Fix shorten function and add HIP workarounds #195

mdewing · 2021-07-02T21:04:52Z

Add the workarounds listed in #178

Assign the ibs variable to another variable - fixes radixSort_t (ibs2) and gpuVertexFinder (ibs3)

Remove launch bounds - fixes radixSort_t where the kernel silently fails to run

Fix the shorten function to avoid overwriting other memory if the type size is less than 8 bytes.

If the size of type T is smaller than 8 bytes, the existing shorten function will modify memory beyond the location of the existing argument. The fix creates a temporary value of 8 bytes in the function to perform the operations on. It still reads too much memory (for T < 8 bytes), but it will no longer write to that memory. To be completely memory safe, the unsigned temporary type could be chosen with std::conditional, like using utype = std::conditional<sizeof(float) == 4, uint32_t, uint64_t>::type; It would need more branches to handle the size 1 and 2 case as well. The casts to and from uint64_t involve pointers rather than values because we want to transfer the bit patterns, not the values.

Workarounds listed in cms-patatrack#178 Assign the 'ibs' variable to another variable - fixes radixSort_t (ibs2) and gpuVertexFinder_t (ibs3) Remove launch bounds - fixes radixSort_t where the kernel silently fails to run

fwyzard · 2021-07-03T02:28:02Z

src/hip/CUDACore/radixSort.h


    // broadcast
    ibs = size - 1;
+    ibs3 = ibs;


could you add comments on the code about why the ibs2/ibs3 workaround is needed ?

where ibs3 is used?

fwyzard · 2021-07-03T02:35:32Z

src/hip/test/radixSort_t.cu

        auto sh = sizeof(uint64_t) - NS;
        sh *= 8;
        auto shorten = [sh](T& t) {
-          auto k = (uint64_t*)(&t);


is this approach used only in the test ? or also in some of the application code ?

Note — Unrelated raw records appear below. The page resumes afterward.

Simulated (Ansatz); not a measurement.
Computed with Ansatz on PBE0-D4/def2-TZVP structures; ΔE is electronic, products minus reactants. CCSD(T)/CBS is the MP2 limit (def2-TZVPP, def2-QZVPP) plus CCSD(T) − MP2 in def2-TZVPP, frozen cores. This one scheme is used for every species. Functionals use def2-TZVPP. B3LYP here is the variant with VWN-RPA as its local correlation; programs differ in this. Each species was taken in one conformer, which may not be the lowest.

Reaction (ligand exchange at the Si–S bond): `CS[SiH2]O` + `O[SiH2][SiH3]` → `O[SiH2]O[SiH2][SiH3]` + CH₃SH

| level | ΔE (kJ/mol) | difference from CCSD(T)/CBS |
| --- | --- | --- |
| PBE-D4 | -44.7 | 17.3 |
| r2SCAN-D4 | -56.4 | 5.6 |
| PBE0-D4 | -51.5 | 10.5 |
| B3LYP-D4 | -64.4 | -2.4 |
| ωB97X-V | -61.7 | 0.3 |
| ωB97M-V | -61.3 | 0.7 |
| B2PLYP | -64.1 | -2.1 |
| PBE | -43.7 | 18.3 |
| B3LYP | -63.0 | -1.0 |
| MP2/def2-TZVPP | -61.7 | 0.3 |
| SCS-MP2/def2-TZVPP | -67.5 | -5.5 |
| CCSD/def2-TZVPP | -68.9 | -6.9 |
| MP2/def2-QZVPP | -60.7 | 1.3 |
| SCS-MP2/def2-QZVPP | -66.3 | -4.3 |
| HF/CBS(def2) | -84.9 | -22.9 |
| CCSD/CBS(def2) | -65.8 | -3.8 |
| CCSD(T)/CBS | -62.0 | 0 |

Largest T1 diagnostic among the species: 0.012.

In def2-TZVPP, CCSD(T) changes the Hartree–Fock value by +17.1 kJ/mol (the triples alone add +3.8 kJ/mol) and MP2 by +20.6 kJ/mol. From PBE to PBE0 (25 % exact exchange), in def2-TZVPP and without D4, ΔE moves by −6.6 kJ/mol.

The shorten function is only used in the radixSort_t test in the cuda* ports and the hip port. The radixSort function is used in plugin-PixelVertexFinding/gpuSortByPt2.h, and it doesn't seem that any such bit-level processing of the numbers is needed there.

(apologies for long delay)

I'm trying to understand what this lambda is supposed to do

auto sh = sizeof(uint64_t) - NS; sh *= 8; auto shorten = [sh](T& t) { auto k = (uint64_t*)(&t); *k = (*k >> sh) << sh; };

It gets run for T with sizeof equal to that of int8_t, int16_t, int32_t, int64_t, leading to sh values of 56, 48, 32. The code appears to zero the lowest sh number of bits, i.e. the portion of T of the uint64_t piece of memory. Adding a printout here (for cuda program) confirms that whenever sh != 0, both k1 and k2 are 0.

@VinInn, could you help here with the intention of this lambda? (the code is exactly the same in CMSSW)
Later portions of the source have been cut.